Luke 20 27–38

The Sadducees did not believe that people would rise to life after death. So some of them came to Jesus and said:
“Teacher, Moses wrote that if a married man dies and has no children, his brother should marry the widow. Their first son would then be thought of as the son of the dead brother. There were once seven brothers. The first one married, but died without having any children. The second one married his brother’s widow, and he also died without having any children. The same thing happened to the third one. Finally, all seven brothers married that woman and died without having any children. At last the woman died. When God raises people from death, whose wife will this woman be?  All seven brothers had married her”.

Jesus answered:
“The people in this world get married. But in the future world no one who is worthy to rise from death will either marry or die. They will be like the angels and will be God’s children, because they have been raised to life.

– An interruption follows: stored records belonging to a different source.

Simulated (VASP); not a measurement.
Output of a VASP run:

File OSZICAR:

In the story about the burning bush, Moses clearly shows that people will live again – he said, The Lord is the God worshiped by Abraham, Isaac, and Jacob. So the Lord isn’t the God of the dead, but of the living. This means that everyone is alive as far as God is concerned.”

Gospel Reflection

Such challenges were common in the synagogues as the Jews debated the words of the Torah. They would justify their stance claiming the name of Moses and so it would begin. This is a convoluted challenge by a group of people who do not even believe in an afterlife. So this question is simply meant to confuse matters; Jesus’ answer seems to confuse matters even more.

We may be disturbed by the idea that we won’t be spending eternity with those that we love. The Sadducees, in the world they represent, are not talking about a loving relationship, but dutiful ownership. The widow is passed from one to another as property; a legal obligation to avoid being abandoned to poverty. Whose property will she be in the afterlife?

If Jesus takes this challenge at all seriously it is only to address this one failing of humanity – the failure to love others as we love ourselves; to make caring for others an obligation rather than a privilege. In his reply, Jesus assures those whose lives are not their own that life in God will be a life of eternal and loving freedom.